MATT SALUSBURY: Big cats in Dorset - London Cryptoozology Club expedition, with Jonathan McGowan



Jonathan McGowan (above, with sika deer pelvis fragment which he says bears teeth marks from a Big Cat) is a Big Cat consultant familiar to readers of this blog from his talks at CFZ's Weird Weekend, kindly hosted myself and two others from the London Cryptozoology Club (LCC) in early June on one of his regular Big Cat surveys with the Dorset Big Cats Group.

He is a naturalist and works at Bournemouth Science Society, and also does taxidermy. (McGowan said he was busy with taxidermy at the moment, most of it restoring hundred-year-old museum exhibits. The century-old sea eagle he was restoring for the Dorset County Museum had to be moved off one of the armchairs when the LCC rendezvoused at his Bournemouth home.) To his dismay, McGowan's most famous for his roadkill diet, which accounts for all the meat he eats, and has seen him interviewed on TV and radio shows in the US and Russia.

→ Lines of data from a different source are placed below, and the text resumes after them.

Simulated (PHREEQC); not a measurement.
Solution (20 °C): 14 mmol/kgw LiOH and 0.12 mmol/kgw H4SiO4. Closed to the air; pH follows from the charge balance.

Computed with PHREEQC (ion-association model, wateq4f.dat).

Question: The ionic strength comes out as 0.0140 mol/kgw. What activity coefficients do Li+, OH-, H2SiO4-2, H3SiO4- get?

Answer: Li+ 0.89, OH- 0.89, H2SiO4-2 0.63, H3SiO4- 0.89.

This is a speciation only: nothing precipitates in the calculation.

While the leopards reported in the UK used to be almost exclusively melanistic (black) leopards, now we're seeing "more spotted ones," says McGowan. The "leopard wool" (below, the under-layer of fur) we later picked off the barbed wire fences at Purbeck was from a spotted leopard. 


Most people taking the chain ferry from Bournemouth over the estuary head straight for Shell Bay Beach (below, famous for its nudist colony) but few beach-goers are aware that there are "leopards on the beach at night."